Another reason that a larger line size might hurt is that if your program has poor locality increasing cache line size effectively makes your cache smaller by reducing the number of items that can be stored in your cache.

Mayank

Here is an example of how increasing line size can reduce the number of true sharing coherence misses when spatial locality is present:

Lets assume processors P1 and P2 share an array X[8]. Also, assume a cache line can store 4 elements of X. P1 writes to all elements of X[8] (spatial locality assumption). This leads P2 to invalidate 2 cache lines. Now when P2 wishes to read elements of X, there will be 2 "true sharing coherence misses".

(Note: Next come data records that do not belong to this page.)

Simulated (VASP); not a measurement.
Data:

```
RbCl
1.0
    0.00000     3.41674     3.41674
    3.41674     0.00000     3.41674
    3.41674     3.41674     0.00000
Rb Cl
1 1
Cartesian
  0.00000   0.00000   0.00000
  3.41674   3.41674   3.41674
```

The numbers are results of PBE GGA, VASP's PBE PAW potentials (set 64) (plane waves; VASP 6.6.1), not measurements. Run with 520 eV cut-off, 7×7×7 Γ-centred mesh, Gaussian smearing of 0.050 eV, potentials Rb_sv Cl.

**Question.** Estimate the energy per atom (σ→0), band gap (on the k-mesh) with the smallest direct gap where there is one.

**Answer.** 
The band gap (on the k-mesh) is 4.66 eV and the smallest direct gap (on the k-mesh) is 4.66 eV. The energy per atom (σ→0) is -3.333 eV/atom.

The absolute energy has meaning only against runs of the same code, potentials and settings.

If the cache line was double (could store 8 instances of X), then P2 would have just incurred one "true sharing coherence miss".

markwongsk

Question: although "false sharing" was defined in the previous lecture, I don't recall seeing the terminology "true sharing". I presume this just means that the processors are writing to the same memory addresses (as opposed to false sharing where the processors write to different memory addresses)?

Xelblade

@markwongsk Yeah, true sharing refers to when actual sharing of data is necessary. I believe we mentioned it in class.

tpassaro

Would prefetching be considered an improvement to decrease the cache miss rate? I think this would fall under the compilers job, it still might be useful. Also, having too small of cache lines can lead to more misses. For instance, if you are iterating through an array of integers, and your cache line only has room for 2 contiguous integers. Each time you have an integer list larger than 2, you incur a cache miss on every third integer.